I found and fixed two pretty serious bugs.
1. It turns out that the version of commons-pool we were using for
connection pooling would synchronize the entire object creation. Since
the object we were creating was a socket connection, this means the
entire creation of the tcp/ip connection was synchronized with a
global lock. The same problem effects DBCP. As a result if the
connection timed out, the lock would be held the entire time,
preventing any new connections. Plus we were not setting an explicit
timeout on the connection, and the soTimeout doesn't get used during
the connection either. This problem would manifest if you try to
connect to a non-existant ip, as you will get no response and no other
connections could be created during this period. The fix is to upgrade
to commons pool 1.5, which appears to fix the problem.
This is the second time we have gotten badly burned by commons pool,
and I wonder if it doesn't make sense to just swap in a properly
written ConcurrentMap+BlockingQueue as a substitute. Most of the
configuration options commons pool offers seem to do more harm than
good and the implementation is quite frightening. I have also been
thinking that the dynamic growth of the pool is kind of pointless, it
might make sense to just create all the connections on startup so that
things are immediately in a steady state.
2. We discovered that interrupting socket IO does not actually have
any effect. As a result the shutdown() method on the SocketServer was
allowing requests on existing connections to continue while the server
was shutting down. This lead to request timeouts during the shutdowns.

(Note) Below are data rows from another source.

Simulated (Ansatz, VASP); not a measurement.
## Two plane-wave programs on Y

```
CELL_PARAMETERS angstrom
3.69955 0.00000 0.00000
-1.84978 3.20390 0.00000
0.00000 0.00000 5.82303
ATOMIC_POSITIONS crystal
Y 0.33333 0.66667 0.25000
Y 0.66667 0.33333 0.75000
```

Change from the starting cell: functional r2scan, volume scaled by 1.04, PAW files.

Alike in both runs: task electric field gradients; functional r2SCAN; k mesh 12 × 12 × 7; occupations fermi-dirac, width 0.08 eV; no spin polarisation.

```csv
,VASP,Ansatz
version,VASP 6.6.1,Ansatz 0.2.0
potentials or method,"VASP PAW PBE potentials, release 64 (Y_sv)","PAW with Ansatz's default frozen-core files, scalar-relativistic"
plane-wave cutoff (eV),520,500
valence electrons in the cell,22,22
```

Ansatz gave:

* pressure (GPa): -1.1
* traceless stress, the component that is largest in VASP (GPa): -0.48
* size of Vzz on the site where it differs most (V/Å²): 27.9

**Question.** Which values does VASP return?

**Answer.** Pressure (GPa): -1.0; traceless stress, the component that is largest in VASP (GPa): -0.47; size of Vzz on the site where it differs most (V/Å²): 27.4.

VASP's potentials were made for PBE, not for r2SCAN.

The fix is to keep a Map of active sessions and forcefully close the
socket for each active session when shutdown is called to ensure no
active connections are present when we begin shutting down the storage
engines.
Cheers,
-Jay
I think this is platform-dependant, and mostly due to difficulties in
being able to interrupt actual OS-dependant blocking functionality.
And worse than this, not implemented (at least across the board, for
most commonly used blocking operations) on enough platforms to make it
usable.
So yes, unfortunately one can not count on thread.interrupt() to wake
up blocked threads in Java. :-/
(I think this was also something that NIO was hoped to help resolve)
-+ Tatu +-